Overview
This week focuses on Natural Language Processing (NLP), a crucial field in AI that deals with the interaction between computers and humans using natural language. We’ll explore fundamental concepts, modern architectures, and practical applications of NLP.
Instructor
Zilong Zheng, BIGAI
Topics Covered
- From PyTorch to Transformers
- Tokenization, Embedding, and Attention mechanisms
- Encoder-Decoder and Transformer architectures
- Introduction to LangChain and LlamaIndex (Optional)
Assignments
Practice Assignment:
- Implement a Transformer-based model for the MultiNLI task task. Use the Hugging Face Transformers library and PyTorch.
- Fine-tune the model on the MultiNLI dataset, and include the loss curve in your report.
- Evaluate the model’s performance using appropriate metrics (accuracy, F1 score), and include the metrics score in your report.
- Provide analysis of the results, including examples of correct and incorrect predictions.
Written Assignment: For Written Assignment, you only need to submit a PDF report (written in LaTeX) in your Github classroom repo. The report should include the implementation approach for the Practice Assignment (excluding the Bonus part)

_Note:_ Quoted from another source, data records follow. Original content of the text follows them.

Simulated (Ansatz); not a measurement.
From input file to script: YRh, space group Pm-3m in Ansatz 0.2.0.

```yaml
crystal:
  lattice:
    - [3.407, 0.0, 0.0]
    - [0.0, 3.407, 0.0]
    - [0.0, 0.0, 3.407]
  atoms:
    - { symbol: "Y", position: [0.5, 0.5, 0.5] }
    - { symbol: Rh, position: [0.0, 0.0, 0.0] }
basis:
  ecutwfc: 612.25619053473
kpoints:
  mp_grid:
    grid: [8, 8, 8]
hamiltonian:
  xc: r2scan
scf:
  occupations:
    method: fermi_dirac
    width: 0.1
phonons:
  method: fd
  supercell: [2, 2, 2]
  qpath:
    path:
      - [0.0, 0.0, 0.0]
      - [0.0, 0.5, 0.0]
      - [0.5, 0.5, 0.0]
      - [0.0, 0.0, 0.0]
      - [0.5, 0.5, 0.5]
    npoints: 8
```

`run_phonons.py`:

Assignment: Natural Language Processing
Additional Resources
- Hugging Face Transformers Documentation
- Attention Is All You Need (Transformer paper)
- LangChain Documentation
- LlamaIndex Documentation
Notes
- This module builds upon your PyTorch knowledge and introduces NLP-specific concepts and libraries.
- Pay special attention to the attention mechanism and its implementation in Transformers.
- For the practice assignment, consider experimenting with pre-trained models and fine-tuning them for your specific task.
- As always, document your code thoroughly and use version control (Git) for your project.
- Submit your assignments on GitHub Classroom.